I love Tom Mitchell. One of the sharpest conservative political minds in Nevada.
And in his online column Friday Tom inked some thoughtful thoughts on the ongoing debate over Question 3, the Energy Choice Initiative, which will be on the ballot in November…
“Let’s get one thing straight, the Energy Choice Initiative — Question 3 — on the November ballot is not deregulation of the electricity market. It would replace Nevada’s regulated energy monopoly with a regulated competitive energy market.
“It would amend the Constitution to require lawmakers by July 1, 2023, to ‘establish an open, competitive retail electric market, to ensure that protections are established that entitle customers to safe, reliable, and competitively priced electricity…’ This would include provisions to reduce costs to customers, ensure reliable service and prevent unfair practices.”
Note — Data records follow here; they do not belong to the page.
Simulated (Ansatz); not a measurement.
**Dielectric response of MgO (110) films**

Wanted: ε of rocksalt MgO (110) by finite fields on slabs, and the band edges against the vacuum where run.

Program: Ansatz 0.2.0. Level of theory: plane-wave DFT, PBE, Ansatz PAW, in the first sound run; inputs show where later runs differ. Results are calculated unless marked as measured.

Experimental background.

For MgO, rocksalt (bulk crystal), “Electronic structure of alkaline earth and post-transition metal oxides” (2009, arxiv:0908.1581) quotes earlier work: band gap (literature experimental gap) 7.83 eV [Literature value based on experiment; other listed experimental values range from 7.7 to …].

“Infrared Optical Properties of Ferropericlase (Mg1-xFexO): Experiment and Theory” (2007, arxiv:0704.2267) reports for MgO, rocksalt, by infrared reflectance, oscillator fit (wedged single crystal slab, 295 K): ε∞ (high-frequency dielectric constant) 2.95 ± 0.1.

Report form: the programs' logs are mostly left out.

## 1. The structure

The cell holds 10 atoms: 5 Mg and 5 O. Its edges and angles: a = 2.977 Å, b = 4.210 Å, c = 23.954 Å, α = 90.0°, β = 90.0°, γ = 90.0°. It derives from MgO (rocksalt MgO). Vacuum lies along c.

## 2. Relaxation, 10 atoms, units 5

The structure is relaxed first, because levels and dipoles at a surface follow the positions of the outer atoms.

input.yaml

Mr. Mitchell went on to note that while the “No on 3” propagandists claim passage means NV Energy would have to sell off generation systems at a loss that would have to be made up by consumers, a report by the Garrett Group “said such a sell off should be profitable, and, when coupled with the recent tax law changes, should cause power bills to drop by $11.16 a month.”
Mr. Mitchell went on to note that “The Guinn Center reported that some states that have instituted competitive power markets have seen prices rise due to fluctuations in fuel costs and other factors (my emphasis).”
In other words, not simply because they moved to break up their energy monopolies, but because fuel costs have gone up – you know, just like how gas prices for your car have gone up in recent months.
In addition, Mr. Mitchell points to a 2015 study finding that “From 1997 to 2014 states that had adopted customer choice for power saw inflation-adjusted residential rates fell 5.2 percent, while monopoly states saw those rates rise 3.9 percent.”
So, who ya gonna believe? Tough for anyone not extremely well-versed in energy issues.
But considering the outlandish over-the-top, Armageddon-like, sky-is-falling rhetoric by the “No” side, you have to wonder what exactly it is they’re trying to hide from voters.
In watching their commercials – one of which would have you believe that a firefighter is an energy expert whose advice should be taken with all the unquestioned reverence of a papal edict – any thinking person can’t help but think they’re trying to fool voters through fear-and-smear tactics rather than argue the actual merits of the proposal.
Mr. Mitchell concludes by making the REAL point of this entire debate: That the initiative doesn’t enshrine the details of the de-monopolized, competitive market system in the Constitution, but rather only forces the Legislature to do its job and take action on this issue which it’s failed to take over the last few legislative sessions.
Make no mistake: If ECI passes it will be up to legislators to design our new de-monopolized system for consumer choice. They’ll have the ability to craft a system that avoids the mistakes made by goofy states like California and instead develop a system in Nevada that mirrors the successes of states such as Texas.
Much like gaming regulation and marijuana regulation, our legislators will have the opportunity to learn from past mistakes in other states and create the national “gold standard” for energy choice.
“So,” concludes Mr. Mitchell, “the question for voters this fall may not be whether Question 3 is good or bad but whether we trust our lawmakers to be able to learn from the experiences of other states and write regulations that will be beneficial.”
Indeed. And there is certainly legitimate reason for concern that the yahoos we’ve elected in the past who have punted on this issue over and over again aren’t up to the task.
But that nevertheless goes to another point which undercuts the “No on 3” argument that this measure shouldn’t be in the Constitution; that if mistakes are made it would take too long to change.
The fact is Question 3 means the Nevada Legislature will be in charge of developing and implementing the changes. Which means whatever the Legislature screws up legislatively can be quickly fixed legislatively.
Which means, as Mr. Mitchell observes, the answer isn’t so much to vote “No on 3” but to elect better, more intelligent legislators who will not only do their job, but do it right.
Couldn’t have said it better myself.